She Is Filled With Love – Karren’s Story
Greg and I were married in 2005. I was so excited to start a new life with the man that I loved and in particular have a child with him. I already had a daughter, who I adored but after being a single mother for 13 years I longed to give my daughter a sibling and raise a child in a home where both mum and dad were present.
It was in the second year of our marriage, in the midst of a heated argument, that the subject of having more children was raised. Greg wasn’t interested. He already had children from his previous marriage and decided he didn’t want any more. I was absolutely devastated. I was so angry that he was denying me the one thing that I had longed for, for so many years. I was overwhelmed with grief, which eventually became resentment and bitterness. My heart hardened towards Greg and like a woman scorned I began to lash out at him with my words. I wanted to make him pay. I wanted him to feel pain as deeply as I was. Our home was filled with tension as my grief and Greg’s frustration drove us further and further apart.
The years went by but when I discovered that Greg’s ex wife had had a child with her new partner I was gutted. Through tears of anger I declared to Greg that I would have another baby with or without him. We did not speak a word to each other for the next month. I never made good on my threat but our marriage continued to flounder. I still loved him and didn’t want a divorce but the pain in my heart was so great I couldn’t see past it.
In the midst of this tension and grief, I was reading my Bible and came across this verse:
If anyone claims, “I am living in the light,” but hates a fellow believer that person is still living in darkness. Anyone who loves a fellow believer is living in the light and does not cause others to stumble. But anyone who hates a fellow believer is still living and walking in darkness. Such a person does not know the way to go, having been blinded by the darkness. 1 John 2:9-11 NLT
I was stunned. How could I say that I loved God and yet hold such unforgiveness in my heart towards my husband? I had allowed my anger to blind me and it was time to take responsibility for my actions. I knew forgiveness meant letting go but it was not easy. I cried out to God to help me:
‘Fill this hole in my heart for a baby God, remove the bitterness that is poisoning my heart and fill it with love’.

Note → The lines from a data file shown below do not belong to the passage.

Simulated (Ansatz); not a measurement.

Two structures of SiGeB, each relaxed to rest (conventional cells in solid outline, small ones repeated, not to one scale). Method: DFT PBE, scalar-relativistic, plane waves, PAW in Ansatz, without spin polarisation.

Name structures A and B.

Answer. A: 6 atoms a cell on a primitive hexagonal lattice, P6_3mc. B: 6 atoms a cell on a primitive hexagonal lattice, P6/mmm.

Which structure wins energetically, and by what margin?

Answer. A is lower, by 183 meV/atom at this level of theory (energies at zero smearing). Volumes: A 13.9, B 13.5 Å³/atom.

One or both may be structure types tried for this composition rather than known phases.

A week after I prayed that prayer I was offered the opportunity to go on a mission trip to an orphanage in Vietnam. As soon as I saw the children my heart was filled with love for them. Over the next few years I was able to visit the orphanage a number of times. The hole in my heart that was grieving for the child I couldn’t have, was filled with love for these children who had no parents. It didn’t happen straight away but my heart did completely heal. I realized that Gods love and forgiveness has no limits, so why should mine. I learnt that whatever roadblocks exist between my husband and myself will also be between me and God and I do not want anything to stand between God and me. I chose to give God my pain and he gave me forgiveness and love in return.